An entry in the Catasto Onciario land registry from 1513 mentions the building of a monastery in the countryside of Salice Salentino at the end of the fifteenth century, by a group of monks who dedicated themselves to agriculture and prayer according to the rule of St Basil. Four centuries later, in 1865, a family of winegrowers from Burgundy, the Perry Granigers, forced to abandon their vineyards by phylloxera, bought the monastery and converted it into a chateau, planting ten hectares of Chardonnay and ten of pinot noir. They also built an extra floor above the cellar as a family residence.
In the early twentieth century, the Perry Graniger family returned to France and the winery was bought by the aristocratic De Martino family from Puglia, who later gave it to Antonio Provenzano in exchange for a property of equal value.

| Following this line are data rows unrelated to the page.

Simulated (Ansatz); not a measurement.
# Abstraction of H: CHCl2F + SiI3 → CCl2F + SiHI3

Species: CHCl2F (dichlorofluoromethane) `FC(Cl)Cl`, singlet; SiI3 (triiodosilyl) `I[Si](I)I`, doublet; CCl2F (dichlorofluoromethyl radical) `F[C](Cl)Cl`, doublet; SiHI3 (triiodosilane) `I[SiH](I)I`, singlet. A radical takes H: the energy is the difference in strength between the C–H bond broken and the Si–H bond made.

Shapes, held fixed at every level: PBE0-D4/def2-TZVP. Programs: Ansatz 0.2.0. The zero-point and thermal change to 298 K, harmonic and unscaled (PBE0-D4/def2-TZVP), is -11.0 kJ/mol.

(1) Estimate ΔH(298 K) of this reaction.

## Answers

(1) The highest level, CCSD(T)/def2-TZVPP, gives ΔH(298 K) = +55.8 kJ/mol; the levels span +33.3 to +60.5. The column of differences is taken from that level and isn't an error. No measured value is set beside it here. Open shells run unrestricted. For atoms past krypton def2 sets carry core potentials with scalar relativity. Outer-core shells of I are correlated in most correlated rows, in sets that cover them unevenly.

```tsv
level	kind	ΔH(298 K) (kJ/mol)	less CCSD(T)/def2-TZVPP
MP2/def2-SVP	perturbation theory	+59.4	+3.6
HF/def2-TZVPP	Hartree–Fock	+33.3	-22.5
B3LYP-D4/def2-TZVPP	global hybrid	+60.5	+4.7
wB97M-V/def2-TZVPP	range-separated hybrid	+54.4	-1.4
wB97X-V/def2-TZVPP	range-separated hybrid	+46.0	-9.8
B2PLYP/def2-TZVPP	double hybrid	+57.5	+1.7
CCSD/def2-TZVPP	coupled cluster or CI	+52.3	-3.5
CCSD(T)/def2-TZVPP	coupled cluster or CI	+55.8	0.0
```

Antonio translated “Chateau” into “Castello” and named it after the monks who had founded it. He continued to plant vineyards, and between 1920 and 1928 built a new cellar, now the home of the Wine Museum, with a view to improving vinification methods.
In 1970, Maria Provenzano and her husband Enzo Memmo, the second generation of the family, showed admirable foresight by starting work on the third cellar, as well as building accommodation with wine tourism in mind.
In 1979 their daughter Lina married local agricultural entrepreneur Vitantonio Seracca Guerrieri, who is now chairman of Castello Monaci.